Pineapples are tropical plants that originated in Brazil and Paraguay. The pineapple is a member of the bromeliad family, and has the same cascading leaf spray that most bromeliads do. The fruit of the pineapple has a spiny, rough exterior. The fruit's yellow flesh is sweet and nutritious. You can remove the stem of any pineapple and plant it to grow into another pineapple plant.
Purchase a pineapple that is not overripe. To test for ripeness, pull one of the leaves in the pineapple's stem. If the leaf pulls out easily, the pineapple is too ripe. Choose one that holds tight to its leaves when they are pulled.
Use a sharp knife to remove the crown (top) of the pineapple. Remove the entire stem plus an inch or so of the top of the fruit. Use a spoon to carefully scrape out the flesh from the crown. Any flesh left in the crown will rot and attract insects.
Cut very thin slices off of the bottom of the crown until you see circles on the surface. These circles are rudimentary root structures, which develop into root systems. Once the circles are visible, there is no need to slice any more.
Fill a flower pot with potting mix. Water with a watering can to moisten the potting mix throughout.

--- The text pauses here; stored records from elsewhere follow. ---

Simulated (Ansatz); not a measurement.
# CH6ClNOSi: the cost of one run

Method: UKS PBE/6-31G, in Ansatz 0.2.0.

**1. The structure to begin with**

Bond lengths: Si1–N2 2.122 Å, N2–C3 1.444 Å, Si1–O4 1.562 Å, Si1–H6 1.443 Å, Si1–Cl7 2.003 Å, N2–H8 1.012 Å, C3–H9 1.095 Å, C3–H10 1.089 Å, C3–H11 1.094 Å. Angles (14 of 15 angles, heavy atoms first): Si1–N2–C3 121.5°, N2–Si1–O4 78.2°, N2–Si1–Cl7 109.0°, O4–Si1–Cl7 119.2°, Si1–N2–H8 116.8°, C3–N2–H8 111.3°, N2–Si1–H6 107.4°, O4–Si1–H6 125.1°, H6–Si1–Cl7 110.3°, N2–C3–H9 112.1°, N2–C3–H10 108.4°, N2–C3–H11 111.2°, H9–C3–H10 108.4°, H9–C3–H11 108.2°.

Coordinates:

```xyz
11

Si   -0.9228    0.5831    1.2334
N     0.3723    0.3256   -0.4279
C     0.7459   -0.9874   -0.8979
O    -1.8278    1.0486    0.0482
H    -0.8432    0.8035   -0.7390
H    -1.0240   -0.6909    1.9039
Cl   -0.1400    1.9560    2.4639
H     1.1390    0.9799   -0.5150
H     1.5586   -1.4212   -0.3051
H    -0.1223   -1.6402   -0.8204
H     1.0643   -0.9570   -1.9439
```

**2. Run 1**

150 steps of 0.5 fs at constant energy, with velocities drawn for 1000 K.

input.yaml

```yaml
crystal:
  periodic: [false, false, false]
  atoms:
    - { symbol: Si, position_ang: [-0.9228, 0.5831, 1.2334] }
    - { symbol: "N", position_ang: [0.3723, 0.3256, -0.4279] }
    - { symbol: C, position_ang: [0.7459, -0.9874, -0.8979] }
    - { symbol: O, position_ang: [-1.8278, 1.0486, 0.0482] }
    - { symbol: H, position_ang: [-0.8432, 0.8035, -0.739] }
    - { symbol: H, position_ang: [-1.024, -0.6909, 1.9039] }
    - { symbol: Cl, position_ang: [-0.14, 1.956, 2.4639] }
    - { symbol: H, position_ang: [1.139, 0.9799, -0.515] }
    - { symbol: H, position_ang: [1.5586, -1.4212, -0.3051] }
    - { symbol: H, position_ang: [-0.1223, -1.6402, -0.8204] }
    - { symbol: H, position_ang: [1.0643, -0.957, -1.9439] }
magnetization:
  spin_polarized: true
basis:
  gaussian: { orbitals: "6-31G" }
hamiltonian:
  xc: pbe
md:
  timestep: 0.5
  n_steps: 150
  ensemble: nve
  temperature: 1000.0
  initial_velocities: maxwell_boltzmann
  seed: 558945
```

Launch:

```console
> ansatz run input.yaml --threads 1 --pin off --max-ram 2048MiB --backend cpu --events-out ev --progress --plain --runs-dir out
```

Place the pineapple stem on top of the potting mix. Gently but firmly wiggle the stem until the crown is beneath the surface of the soil. Allow only the stem to protrude from the soil line.
Place the flower pot in an area of your yard that gets at least 8 hours of full sunlight. Keep the soil moist, but not wet. The plant will grow for two to three years before it grows a new pineapple.
In gardening zones where winters are harsh, bring pineapple plants indoors to protect them from icy weather. Treat the plant like other bromeliads: provide at least eight hours of artificial light, and mist the leaves with water every other day. Take the plant back outside in spring, after the last threat of frost has passed.